Amazon is quietly moving to turn part of its West Dallas fulfillment campus into a drone launch hub, with plans on file to build the first of 22 planned Prime Air "drone paddocks" across Texas at 1301 Chalk Hill Road. The proposal would bolt landing pads, shade canopies, and a modular operations office onto an existing fulfillment center in a project valued at about $25 million. If permits and federal approvals fall into place, construction could begin this summer with test flights later in the year.

What Amazon filed in West Dallas

Boston-based commercial real estate tracker BLDUP first flagged the local application, and Dallas Innovates reported that the filing, posted publicly April 17, identifies the Chalk Hill site as DAL3 and pegs the work at roughly $25 million. According to that report, the project would expand the existing facility with dedicated drone landing pads, shade structures, and a modular office where Prime Air teams would monitor flights. Dallas Innovates, citing BLDUP's timeline, also notes that construction is slated to start this summer, with final test flights potentially beginning as early as August if the Federal Aviation Administration signs off.
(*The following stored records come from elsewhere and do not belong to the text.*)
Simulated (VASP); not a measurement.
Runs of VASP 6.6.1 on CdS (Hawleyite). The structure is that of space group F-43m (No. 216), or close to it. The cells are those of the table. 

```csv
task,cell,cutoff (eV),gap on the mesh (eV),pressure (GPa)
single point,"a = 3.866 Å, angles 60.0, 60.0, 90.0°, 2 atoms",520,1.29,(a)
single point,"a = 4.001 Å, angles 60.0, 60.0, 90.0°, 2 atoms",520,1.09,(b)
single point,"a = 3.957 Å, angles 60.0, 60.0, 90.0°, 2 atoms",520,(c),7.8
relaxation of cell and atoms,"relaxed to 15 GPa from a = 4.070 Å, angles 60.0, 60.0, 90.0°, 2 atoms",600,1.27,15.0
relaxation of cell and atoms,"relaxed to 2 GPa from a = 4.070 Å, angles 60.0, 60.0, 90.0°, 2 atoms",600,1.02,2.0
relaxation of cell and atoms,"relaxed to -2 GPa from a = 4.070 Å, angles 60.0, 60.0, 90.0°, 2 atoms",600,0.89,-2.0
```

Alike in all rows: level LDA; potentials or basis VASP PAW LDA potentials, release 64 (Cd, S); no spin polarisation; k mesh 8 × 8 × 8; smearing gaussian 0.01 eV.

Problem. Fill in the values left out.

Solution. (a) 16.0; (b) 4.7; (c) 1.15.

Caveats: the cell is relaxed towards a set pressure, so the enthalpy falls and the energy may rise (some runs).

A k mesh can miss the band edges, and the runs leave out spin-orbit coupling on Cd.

FAA sign off, flight limits and the MK30

The Federal Aviation Administration's Finding of No Significant Impact and Record of Decision for Amazon's Texas plan lists DAL3 at 1301 Chalk Hill Road and approves an amendment that would allow Prime Air operations at 22 locations statewide. The document says each Prime Air Delivery Drone Center, or PADDC, could host up to 1,000 delivery flights per operating day, with service hours running from 7 a.m. to 10 p.m., and notes that each PADDC's potential operating area could span roughly 174 square miles.

The environmental assessment also lays out technical specs for the MK30 aircraft. The drones weigh about 78 pounds, can carry up to 5 pounds of payload, and typically operate within about 7.5 miles of their base. Flight operations are generally conducted under 400 feet above ground level, with packages released from around 13 feet.

Richardson's rollout shows neighborhood friction

North Texas already has a preview of how all this can play out on the ground. In February, a Prime Air test flight in Richardson struck the side of an apartment building, triggering anger on the block and fresh questions for city leaders about what, exactly, residents had signed up for. Neighbors have also complained about frequent, low-altitude overflights.

The Dallas Observer reported on a March city council meeting where residents pressed Amazon about noise and privacy. A company representative told council members the Richardson site had already delivered more than 13,000 orders since it launched. In more granular neighborhood coverage, delivery drone slams Richardson apartment coverage captured the immediate safety worries that have pushed local officials to pursue route changes, noise studies, and additional community outreach.

What this could mean for West Dallas

Amazon pitches Prime Air as one piece of a larger effort to speed up delivery. In his April shareholder letter, CEO Andy Jassy called Prime Air "a multi-year invention cycle" and said the company aims to serve 30 million customers by the end of this year and deliver half a billion packages by the end of the decade. The letter from Amazon makes clear the company sees drones as a complement to its same-day fulfillment centers, which could cut some truck miles on local roads but also create persistent low-altitude drone traffic near homes and businesses.

Given the FAA's rules on hours and per-site flight caps, West Dallas planners are likely to push for detailed route maps, noise monitoring, and fast incident response protocols as part of any approval or operating agreement. The Chalk Hill site sits in a part of the city that already lives with heavy logistics traffic, and the question for neighbors is whether trading some vans for buzzing aircraft feels like an upgrade.

Timeline and next steps

Public records show Amazon's local filing was posted in mid-April, and, according to Dallas Innovates, construction at DAL3 could start this summer. Test flights for final FAA approval could begin as early as August. Before drones can actually launch from Chalk Hill, Amazon still needs local permitting and final FAA amendments to its operations specifications. Residents should watch for city-hosted briefings and permit notices that will spell out how the paddock is expected to operate.

If the West Dallas PADDC moves ahead, it will serve as an early test of whether Prime Air can scale inside denser North Texas neighborhoods without repeating the kind of community friction already on display in Richardson. For now, the Chalk Hill proposal is the latest step in Prime Air's rapid Texas expansion, and a reminder that rolling out drone logistics is as much a zoning hearing and neighborhood meeting issue as it is an aviation one. City staff, neighborhood groups and Amazon will ultimately decide the safeguards and schedules that determine whether the West Dallas drone paddock fades into the background of daily life or turns into the next flashpoint for local pushback.